Theresa Bachmann
‘Colombia’s PDET process offers real-life evidence of how citizens’ peacebuilding expectations are frustrated…’
The transition from war to peace is replete with challenges. So, how to build peace after large-scale and at times decades-long violence? In line with the UN’s Sustaining Peace agenda, many scholars, practitioners and policymakers nowadays promote inclusivity as an effective tool or even a precondition for sustainable peace. However, the practical implementation of this agenda faces obstacles and resistance. To build lasting peace, these must be thoroughly identified and addressed.

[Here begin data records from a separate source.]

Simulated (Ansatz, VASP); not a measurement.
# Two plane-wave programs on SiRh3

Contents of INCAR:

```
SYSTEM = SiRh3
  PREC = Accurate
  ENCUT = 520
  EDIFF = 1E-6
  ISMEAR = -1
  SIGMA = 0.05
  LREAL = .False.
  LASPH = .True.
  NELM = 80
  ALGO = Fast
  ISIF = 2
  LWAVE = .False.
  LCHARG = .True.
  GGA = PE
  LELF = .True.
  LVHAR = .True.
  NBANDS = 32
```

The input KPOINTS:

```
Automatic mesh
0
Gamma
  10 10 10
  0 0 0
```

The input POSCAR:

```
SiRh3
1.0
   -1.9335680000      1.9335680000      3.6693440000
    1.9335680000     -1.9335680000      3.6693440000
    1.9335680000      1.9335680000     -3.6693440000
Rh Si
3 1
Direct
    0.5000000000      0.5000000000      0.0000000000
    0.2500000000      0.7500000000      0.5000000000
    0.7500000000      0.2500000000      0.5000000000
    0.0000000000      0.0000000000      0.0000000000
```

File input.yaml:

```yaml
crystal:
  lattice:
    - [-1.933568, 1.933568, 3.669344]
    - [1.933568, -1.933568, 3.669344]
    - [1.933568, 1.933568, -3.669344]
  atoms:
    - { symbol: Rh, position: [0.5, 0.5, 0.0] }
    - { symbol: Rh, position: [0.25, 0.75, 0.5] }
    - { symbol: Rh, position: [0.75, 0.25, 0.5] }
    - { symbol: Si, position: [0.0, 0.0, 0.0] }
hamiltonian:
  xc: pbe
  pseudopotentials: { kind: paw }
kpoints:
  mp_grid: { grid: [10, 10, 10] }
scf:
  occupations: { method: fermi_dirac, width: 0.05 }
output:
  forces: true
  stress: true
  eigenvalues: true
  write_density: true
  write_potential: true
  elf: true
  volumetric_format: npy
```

Participatory failures in post-agreement Colombia offer insights for scholars and practitioners who are promoting the inclusive peacebuilding agenda. One of the most noteworthy innovations of the Colombian peace agreement, the participatory Development Programmes with a Territorial Approach (Programas de Desarrollo con Enfoque Territorial – PDET), illustrate these lessons. These include, among others, the persistence of exclusion, seemingly favourable conditions of citizen engagement notwithstanding.
The PDETs
The PDETs are a cornerstone of the Comprehensive Rural Reform anchored in Chapter I of the 2016 peace agreement between the Revolutionary Armed Forces of Colombia—People’s Army (Fuerzas Armadas Revolucionarias de Colombia—Ejército del Pueblo – FARC-EP) and the Colombian state. Signed towards the end of the Santos presidency, their implementation to date has mainly been responsibility of his successor and opponent of the peace agreement Iván Duque. Equipped with the largest funding ever directed to the Colombian countryside, the PDETs aim at promoting territorial development in 16 of Colombia’s most war-affected regions. These are prioritised in the peace agreement implementation, for the Colombian state has historically failed to provide even basic services and security to inhabitants. Contrary to previous interventions in the 1980s and 1990s, the PDETs promise to be sensitive to local needs and peculiarities by granting citizens exclusive decision-making authority.
Hyping Inclusion: Trendsetter Colombia
In doing so, the PDETs are the first bottom-up development programme to be anchored in a peace agreement worldwide. They reaffirm participatory principles whose relevance for Colombia’s broader peace process Henry Staples previously highlighted on this blog. The peace agreement thereby includes 114 participatory tasks with differential approaches towards particularly marginalised groups, for example, ethnic and sexual minorities, women, victims and young people. As such, it has been internationally celebrated for its inclusivity and innovative power.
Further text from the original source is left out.